According to some embodiments, retrieving the assigned portion of the decompressed first data may comprise one of: retrieving, by a file system agent of the compute node, the assigned portion of the decompressed first data from a data storage location of a local disk storage device; retrieving, by the file system agent of the compute node, the assigned portion of the decompressed first data from a data storage location of a file system server; or retrieving, by the file system agent of the compute node, the assigned portion of the decompressed first data from a data storage location of the file system agent of the compute node; or the like. In some instances, the third instructions may further comprise instructions on how to calculate a start of the assigned portion of the first decompressed data, and the method may further comprise, prior to retrieving the assigned portion of the decompressed first data, calculating, by the compute node, the start of the assigned portion of the first decompressed data, based on the third instructions. In some cases, retrieving the assigned portion of the decompressed first data may comprise retrieving, by the compute node, the assigned portion of the decompressed first data, without retrieving non-assigned portions of the decompressed first data, the non-assigned portions of the decompressed first data being assigned to one or more other compute nodes among the plurality of compute nodes.

In some embodiments, the one or more tasks may comprise one or more artificial intelligence (“AI”) and/or machine learning (“ML”) tasks, and the one or more AI/ML tasks may comprise at least one of: detecting or identifying an image of at least one object contained in the first data, using one or more AI/ML algorithms, the at least one object comprising at least one of one or more people, one or more animals, one or more plants, one or more natural formations, one or more structures, one or more devices, one or more vehicles, or one or more constructs, and/or the like; performing identity recognition or authentication of at least one person, based on biometric data of the at least one person contained in the first data, using one or more AI/ML algorithms; analyzing or recognizing features of maps contained in the first data, using one or more AI/ML algorithms; analyzing or recognizing features of satellite imagery contained in the first data, using one or more AI/ML algorithms; analyzing or recognizing features of stellar imagery contained in the first data, using one or more AI/ML algorithms; analyzing or decoding data contained in the first data, using one or more AI/ML algorithms; performing pattern recognition, using one or more AI/ML algorithms; or training one or more AI/ML algorithms; and/or the like.

In another aspect, a method may comprise, in response to receiving, from a requesting device, a request to perform one or more tasks on first data, identifying, by a computing system, a first plurality of compute nodes that is available to concurrently perform the one or more tasks on portions of the first data, the first data being compressed data; identifying or selecting, by the computing system, one or more first compute nodes among the first plurality of compute nodes to perform decompression of the first data; sending, by the computing system and to each of the one or more first compute nodes, one or more first instructions to decompress the first data and to perform at least one first task among the one or more tasks on a portion of the decompressed first data; receiving, by the computing system and from each of the one or more first compute nodes, a message regarding a data storage location in which the decompressed first data is being stored; sending, by the computing system and to each of one or more second compute nodes among the first plurality of compute nodes, one or more second instructions to perform at least one second task among the one or more tasks on an assigned portion of the decompressed first data, the one or more second instructions including third instructions regarding how to access the assigned portion of the decompressed first data; receiving, by the computing system and from each of the one or more first compute nodes and from each of the one or more second compute nodes, results of one of the at least one first tasks or the at least one second tasks; collating or compiling, by the computing system, the received results; and sending, by the computing system, the collated or compiled results to the requesting device.

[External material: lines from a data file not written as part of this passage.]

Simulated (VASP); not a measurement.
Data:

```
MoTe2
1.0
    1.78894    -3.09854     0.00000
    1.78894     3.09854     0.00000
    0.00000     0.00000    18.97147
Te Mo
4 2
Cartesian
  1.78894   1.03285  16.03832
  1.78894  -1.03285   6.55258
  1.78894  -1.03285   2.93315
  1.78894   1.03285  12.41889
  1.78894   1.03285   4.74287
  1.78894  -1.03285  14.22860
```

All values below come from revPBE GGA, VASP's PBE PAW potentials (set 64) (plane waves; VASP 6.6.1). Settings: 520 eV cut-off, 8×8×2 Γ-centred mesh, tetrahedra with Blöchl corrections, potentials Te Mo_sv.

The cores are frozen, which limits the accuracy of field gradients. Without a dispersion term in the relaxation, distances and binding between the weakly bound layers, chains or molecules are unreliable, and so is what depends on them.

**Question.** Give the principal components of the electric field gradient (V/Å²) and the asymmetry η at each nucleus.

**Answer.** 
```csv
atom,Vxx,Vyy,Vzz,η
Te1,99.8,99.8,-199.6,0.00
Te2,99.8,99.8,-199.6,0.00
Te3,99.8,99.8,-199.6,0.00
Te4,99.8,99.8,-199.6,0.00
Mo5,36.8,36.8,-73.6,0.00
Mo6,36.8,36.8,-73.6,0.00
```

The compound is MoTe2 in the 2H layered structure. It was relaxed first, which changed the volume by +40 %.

In some embodiments, the computing system may comprise at least one of an orchestration system, a task distribution system, a task manager, a server, an artificial intelligence (“AI”) and/or machine learning (“ML”) system, a cloud computing system, or a distributed computing system, and/or the like. In some instances, the first data may comprise one of a data file or streaming data, or the like. In some cases, the first data may be of a data type comprising one of video data, two-dimensional (“2D”) image data, three-dimensional (“3D”) image data, animation data, gaming content data, or audio data, and/or the like.

According to some embodiments, the decompressed first data may be divided among a number of compute nodes comprising the one or more first compute nodes and the one or more second compute nodes. In some cases, the at least one second tasks may be the same as the at least one first tasks, and each of the number of compute nodes may perform the at least one first or second tasks on its assigned portion of the decompressed first data.

In some examples, the one or more first compute nodes may comprise two or more compute nodes each providing the decompressed first data to one of two or more groups of compute nodes. In some instances, the one or more second compute nodes may be divided among the two or more groups of compute nodes, and each group of compute nodes may perform at least one tasks among the one or more tasks that is different from tasks performed by other groups of compute nodes.

In some embodiments, the one or more first instructions to decompress the first data may comprise one of: fourth instructions to decompress an entirety of the compressed first data; or fifth instructions to decompress the portion of the decompressed first data, based on a state of decompression from at least one of the computing system or one other compute node among the first plurality of compute nodes, and to send an updated state of decompression to at least one of the computing system or one or more other compute nodes among the plurality of compute nodes, after decompressing the portion of the compressed first data; or the like.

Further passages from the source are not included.